In 1990, Rupert WIld named a new species of pterosaur, Ornithocheirus weidenrothi, based on a fragmentary specimen from the Lower Cretaceous Stadthagen Formation of Germany. In a 2019 review, Rodrigo Pêgas and colleagues redescribed O. weidenrothi and gave the species a new genus name, Targaryendraco. The genus name honors House Targaryen from Game of Thrones, and the species name honors the original discoverer, Kurt Weidenroth.
Targaryendraco is known from a single, fragmentary specimen consisting of two portions of the distal mandible, some additional mandibular fragments, a dorsal rib, fragments of the left radius and ulna, a third metacarpal, and a manual claw.
The most complete portion of the mandible is from its distal-most 9 cm (3.5 inches). This fragment is roughly 1 cm (less than 1/2 inch) wide and 1.5 cm (more than 1/2 inch) tall, and roughly canoe-shaped in profile. This fragment preserves 9 tooth positions, but only portions of teeth in the first two positions. The teeth were roughly elliptical in cross section and were directed somewhat forward and outward. At the tip of the lower jaw, between the first pair of teeth, the jaw terminates in a point of bone, known as an odontoid process.
Two other fragmentary portions of the lower jaw are known. One is from near the middle portion of the jaw, at the rear end of the mandibular symphysis. It’s about 2 cm (3/4 inch) long, and preserves the base of two pairs of teeth. The other fragment of the lower jaw is from the jaw joint on the right side.
The only bones from the rest of the skeleton are a dorsal rib, fragments of the left ulna and radius, part of the third metacarpal, and a hand claw. Because of the incomplete nature of the specimen, the wingspan of Targaryendraco cannot be estimated.
Targaryendraco was discovered in rocks formed in a shallow marine setting, and based on its dentition was likely an aerial fisher.

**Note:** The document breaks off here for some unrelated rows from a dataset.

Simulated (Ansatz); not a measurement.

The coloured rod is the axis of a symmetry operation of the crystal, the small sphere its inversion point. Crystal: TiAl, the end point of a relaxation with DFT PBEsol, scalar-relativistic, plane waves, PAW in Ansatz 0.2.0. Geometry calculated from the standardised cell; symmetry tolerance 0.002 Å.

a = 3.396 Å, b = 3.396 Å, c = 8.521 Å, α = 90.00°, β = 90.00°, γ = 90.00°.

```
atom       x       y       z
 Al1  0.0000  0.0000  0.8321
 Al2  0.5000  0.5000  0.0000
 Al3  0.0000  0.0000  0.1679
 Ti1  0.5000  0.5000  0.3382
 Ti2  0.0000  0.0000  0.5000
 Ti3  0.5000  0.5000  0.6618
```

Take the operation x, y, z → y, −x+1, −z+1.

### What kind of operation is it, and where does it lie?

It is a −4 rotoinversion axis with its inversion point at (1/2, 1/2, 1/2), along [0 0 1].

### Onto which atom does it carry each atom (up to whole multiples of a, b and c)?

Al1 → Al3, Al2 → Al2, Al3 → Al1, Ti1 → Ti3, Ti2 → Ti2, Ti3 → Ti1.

Pêgas and colleagues found Targaryendraco to be close to Aussiedraco and Barbosania, both found in rocks of the middle part of the Cretaceous from Australia and Brazil respectively. Pêgas and colleagues named this lineage the Targaryendraconidae, and found that family to be close to another lineage made up of Aetodactylus, Camposipterus, and Cimoliopterus, which they named Cimoliopteridae.
The combined Targaryendraconid and Cimoliopterid lineage was given the name Targaryendraconia, and was found to be the sister group to the Anhangueria, made up of the Hamipteridae and Anhangueridae.